Counting the Cost

Kobe Steel: A scandal made in Japan

Japan’s third-largest steelmaker has admitted it faked data on parts used in cars, planes and trains.

Kobe Steel, Japan’s third-largest steelmaker, has admitted it faked data about the strength of products delivered to more than 200 companies in the past decade.

Kobe supplies components to industries where safety is vital – including car, train and aircraft producers. So this is an unsettling scandal for the transportation industry worldwide.

General Motors, Boeing, Toyota and Honda are among the firms checking their products and supply chains.

The manufacturer of the Japanese Shinkansen bullet trains says it’s already found parts supplied by Kobe that failed to meet industry standards. The 112-year-old metals manufacturer said further cases could come to light.

Florence Looi reports from Tokyo on the issues behind the scandal and the effect on Japan’s reputation.

Marcel Thieliant, an economist at Capital Economics, joins Counting the Cost to discuss the Kobe scandal and Japan‘s corporate culture.

“It’s definitely a grave threat to the company’s future … but there is a chance that they will recover from this,” Thieliant says.
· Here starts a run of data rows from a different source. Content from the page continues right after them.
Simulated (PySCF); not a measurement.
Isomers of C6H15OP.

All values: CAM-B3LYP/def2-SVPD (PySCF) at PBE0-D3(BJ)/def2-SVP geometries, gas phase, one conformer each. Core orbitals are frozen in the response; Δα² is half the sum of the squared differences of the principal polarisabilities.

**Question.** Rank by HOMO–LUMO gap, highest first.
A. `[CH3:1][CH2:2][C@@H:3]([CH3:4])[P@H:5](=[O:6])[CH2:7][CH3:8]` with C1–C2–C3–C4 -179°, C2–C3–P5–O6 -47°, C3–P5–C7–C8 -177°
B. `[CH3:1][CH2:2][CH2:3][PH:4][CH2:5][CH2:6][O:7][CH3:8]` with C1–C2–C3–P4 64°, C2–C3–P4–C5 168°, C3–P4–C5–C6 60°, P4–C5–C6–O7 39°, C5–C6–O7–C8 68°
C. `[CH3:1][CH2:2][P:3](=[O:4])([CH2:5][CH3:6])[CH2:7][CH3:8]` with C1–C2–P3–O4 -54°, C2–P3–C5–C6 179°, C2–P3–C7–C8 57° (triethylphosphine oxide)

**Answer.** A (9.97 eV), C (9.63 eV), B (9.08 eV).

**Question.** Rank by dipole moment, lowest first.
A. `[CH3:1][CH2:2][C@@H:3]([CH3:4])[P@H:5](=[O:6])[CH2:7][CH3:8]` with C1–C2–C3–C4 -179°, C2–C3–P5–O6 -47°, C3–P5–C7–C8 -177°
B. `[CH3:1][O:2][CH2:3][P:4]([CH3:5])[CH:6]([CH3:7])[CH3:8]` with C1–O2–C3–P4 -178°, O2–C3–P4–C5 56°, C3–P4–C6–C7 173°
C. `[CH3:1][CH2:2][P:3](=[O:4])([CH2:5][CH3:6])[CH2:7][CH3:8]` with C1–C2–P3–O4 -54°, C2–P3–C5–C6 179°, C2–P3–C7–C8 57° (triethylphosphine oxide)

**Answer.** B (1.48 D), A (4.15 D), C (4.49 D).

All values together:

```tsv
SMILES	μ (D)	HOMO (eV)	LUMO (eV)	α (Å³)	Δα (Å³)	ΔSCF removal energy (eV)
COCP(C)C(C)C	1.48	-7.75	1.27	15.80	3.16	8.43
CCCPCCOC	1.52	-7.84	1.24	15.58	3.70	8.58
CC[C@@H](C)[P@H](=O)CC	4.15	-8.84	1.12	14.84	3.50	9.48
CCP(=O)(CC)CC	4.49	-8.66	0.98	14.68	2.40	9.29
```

“These companies have been around for a very long time and they are facing heavy competition from China and other countries. It’s also the corporate culture. Employees work there for a very long time … they don’t want to lose their jobs … They often work very long hours, so sometimes they might just do things to please their managers that isn’t in the best interest of the company in the long run … It’s been addressed … But changing the corporate culture takes longer than just imposing some rules and fulfilling them on paper.”

Also on this episode of Counting the Cost:

Bubble trouble: Why the International Monetary Fund (IMF) and Richard Thaler, the “father of behavioural economics’ and winner of the Nobel Prize in economics, are signalling danger ahead for the global economy.

The IMF has spent the last decade trying to pick up the pieces after failing to predict the last financial crisis. This week, the IMF said nearly 75 percent of the world is now experiencing an upswing.

It’s predicting that the world’s economy will expand by 3.6 percent in 2017 and by 3.7 percent in 2018. That’s slightly higher than the 3.5 percent and the 3.6 percent growth that it was predicting back in July.

But the IMF also issued a warning: It said record-low borrowing costs designed to help the economic recovery are pushing up debt levels in the world’s largest economies. It singled out China as one of the worst offenders.

Shihab Rattansi reports from the annual World Bank, IMF meetings; and David Coker, a lecturer at the Westminster Business School, discusses the cracks in the global economy

Siemens vs Russia: German company Siemens is set to start legal proceedings against Russia about four power-generating turbines which Siemens sold to the Kremlin, and which have allegedly ended up in Crimea.

Crimea is subject to European Union sanctions on technology supplies, after Russia annexed the region three years ago. Al Jazeera’s Rory Challands reports from Crimea.

Trevi Fountain sponsored by Fendi: Why, without private investment, many of Italy’s most important monuments risk decay. Neave Barker reports from Rome.